]Amidst public outcry against the judgements and utterances of some lower and appellate court justices, the National Judicial Commission (NJC) has begun a self-cleansing of the Bench.
The first of such justices to incur the wrath of the NJC is Justice Moore Aseimo Abraham Adumein of the Court of Appeal who issued a controversial order in the Kano State governorship appeal.
LEADERSHIP learnt that Justice Adumein is to face sanction for his inability to discover and address a typographical error in the controversial judgement.
The authoritative source said many Nigerians who were commenting on the Kano judgement were yet to read it and added that the error in the verdict was an honest clerical error.
He said notwithstanding, he (judge) has to pay for his mistake.
“Many Nigerians who are talking about the judgement have not read it. The error in the judgment was a clerical error but I am not making excuses for him; he is going to answer for it because ignorance is no excuse in law, he will take responsibility for It.
“The error in that judgement occurred from the clerk who worked on it. The judge did not read the conclusion of the judgment after it was worked on by the secretary. The judge and the secretary who worked on it have to face the consequences,” he insisted.
The source further said it is only in the judiciary that erring judicial officers are named and shamed.
According to him, by this, the judiciary is more transparent that the two other arms of government.
He said the NJC does not in any way shield its justices who are found to have committed infractions.

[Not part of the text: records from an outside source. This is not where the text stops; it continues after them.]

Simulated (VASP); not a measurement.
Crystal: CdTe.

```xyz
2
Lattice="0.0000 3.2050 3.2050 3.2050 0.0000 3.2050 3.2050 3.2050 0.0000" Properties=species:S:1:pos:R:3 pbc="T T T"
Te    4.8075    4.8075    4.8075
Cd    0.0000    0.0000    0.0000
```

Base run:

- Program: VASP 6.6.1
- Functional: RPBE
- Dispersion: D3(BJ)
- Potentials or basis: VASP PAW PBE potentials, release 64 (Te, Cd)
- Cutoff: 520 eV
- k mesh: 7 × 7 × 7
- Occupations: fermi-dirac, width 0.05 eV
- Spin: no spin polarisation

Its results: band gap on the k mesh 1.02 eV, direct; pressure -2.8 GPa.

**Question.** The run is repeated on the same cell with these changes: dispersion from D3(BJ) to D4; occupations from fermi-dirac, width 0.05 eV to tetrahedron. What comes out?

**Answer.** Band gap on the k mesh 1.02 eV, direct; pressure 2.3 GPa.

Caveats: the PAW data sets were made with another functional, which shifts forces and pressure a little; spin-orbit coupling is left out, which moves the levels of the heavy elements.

The source said, “About 98 percent of petitions against justices are frivolous but the ones they find merit in, are investigated and the judges are either suspended or dismissed.
” The NJC pays the salaries of all the judges in the federation and that is why we are able to discipline them when they are found guilty. NJC is like a court to the justices because both the complainant and the judge are represented by a lawyer, where all the issues are argued.
“After listening to them, they will either dismiss the petition or sanction the judge, depending on the argument put forward. Most of the cases against the judges at the NJC are supposed to go to the Appeal Court.
“It is only the judiciary that names and shames its own, other arms of government don’t do that. The judiciary is more transparent than other arms of government,” he declared.
Also, last night a source in the council confirmed to LEADERSHIP that the screening of the new justices of the Supreme Court had started.
LEADERSHIP had exclusively reported yesterday that the screening of the 22 justices for the apex court bench would begin in Abuja on Tuesday (yesterday).
The source said the exercise cannot be concluded in a day.
Appeal Court Affirms Rivers, Taraba, Sokoto Governors’ Elections
Meanwhile the Appeal Court sitting in Lagos has affirmed the election of Rivers State Governor, Siminalayi Fubara.
Also, the division of the court sitting in Abuja affirmed the elections of Governor Ahmed Aliyu of Sokoto State and his Taraba Sate counterpart Kefas Agbu.
The court dismissed the appeal of the appellants and affirmed their elections.
At the Lagos division of the court, in a unanimous decision, the election of Governor Fubara was upheld.
The court affirmed the judgment of the election petitions tribunal, which dismissed the four separate appeals filed by Tonye Cole of the All Progressives Congress (APC), Beatrice Itubo of the Labour Party (LP), Innocent Ekwu of the Allied People’s Movement (APM) and Lulu Briggs Dumo of the Accord Party.
The APC candidate, who was present in the courtroom yesterday, wanted the court to direct the Independent National Electoral Commission (INEC) to declare him the winner of the March governorship election in Rivers.
The lower tribunal had in October dismissed the petition of Cole challenging the election of Fubara as the governor of the state.
The tribunal dismissed the petition, saying that the APC which sponsored Cole had withdrawn the petition against Fubara’s victory.
In the case of Governor Ahmed Aliyu of Sokoto State, the court dismissed the case filed by his main challenger, Sai’du Umar, the candidate of the People’s Democratic Party (PDP) in the election.
The court said the appellant failed to prove his allegations against Aliyu in the suit marked CA/S/EP/GOV/SK/30/2023.
The court also dismissed the petition filed by Sani Yahaya of the New Nigeria Peoples Party (NNPP) against the election of Governor kefas Agbu of the PDP In Taraba State.
Yahaya and his party had challenged the result of the March 18 governorship election on the grounds of non-compliance with the Electoral Act, stating that Agbu didn’t score the majority of lawful votes cast.
But delivering judgement yesterday, the appellate court held that the reliefs sought by the NNPP candidate were inconsistent having faulted the outcome of the polls on grounds of non-compliance with the Electoral Act, yet praying the court to declare him the winner of the same election.
In a related matter, the Court of Appeal in Abuja sacked the Speaker of the Nasarawa State House of Assembly, Mr. Ibrahim Balarabe Abdullahi.
In the judgement, the court declared the PDP candidate, Hon. Sa’ad Abdullahi Ibrahim (Turakin-Opanda), as the rightful winner of the election for Umaisha/Ugya State Constituency.